Astronaut Buzz Aldrin stands on the Moon’s surface near the leg of the Lunar Module “Eagle” during the Apollo 11 moonwalk.
Reflect for a moment, if you would, upon the July of 50 years ago. Many readers can recall it — and whether you were 8 or 43 at the time, it has stayed in the memory. Think of the remarkable changes that have happened since; though anyone with a sense of history knows the transformations of the previous half-century were rather more dramatic. Anyone you knew then who had just retired, or was about to, had been alive during some of the most traumatic times in human history and had been witness also to rapid technological development.
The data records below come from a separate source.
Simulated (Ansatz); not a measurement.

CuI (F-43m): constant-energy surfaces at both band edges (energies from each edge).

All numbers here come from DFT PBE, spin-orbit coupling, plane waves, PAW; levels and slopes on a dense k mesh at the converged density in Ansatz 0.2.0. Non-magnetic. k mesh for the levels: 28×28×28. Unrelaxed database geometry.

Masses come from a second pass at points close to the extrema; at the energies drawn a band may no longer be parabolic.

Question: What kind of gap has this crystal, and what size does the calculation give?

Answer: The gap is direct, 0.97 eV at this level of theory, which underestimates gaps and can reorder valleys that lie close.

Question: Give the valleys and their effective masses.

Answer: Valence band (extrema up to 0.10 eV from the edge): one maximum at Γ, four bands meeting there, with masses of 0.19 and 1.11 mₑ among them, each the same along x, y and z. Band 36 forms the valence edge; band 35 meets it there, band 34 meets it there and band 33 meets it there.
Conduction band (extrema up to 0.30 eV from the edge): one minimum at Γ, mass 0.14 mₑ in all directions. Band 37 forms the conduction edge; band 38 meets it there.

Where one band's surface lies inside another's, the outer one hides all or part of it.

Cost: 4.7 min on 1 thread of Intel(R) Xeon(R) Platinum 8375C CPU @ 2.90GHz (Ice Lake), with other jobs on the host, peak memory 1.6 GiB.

For our purposes here, think of a cohort of three or four American-born people who turned 66 in or near the summer months of 1969. TV Guide was likely a part of their lives, and they’d seen the rise of television over the previous two decades or so; when they were children, cinema was establishing itself as the predominant form of popular entertainment; and then radio become a major force when they were in their 20s and 30s.
Our group was over 30 when Social Security was established, partly as a response to the traumas of the Great Depression. Before that time, half of all seniors lived in poverty. These days, it’s less than 10 percent.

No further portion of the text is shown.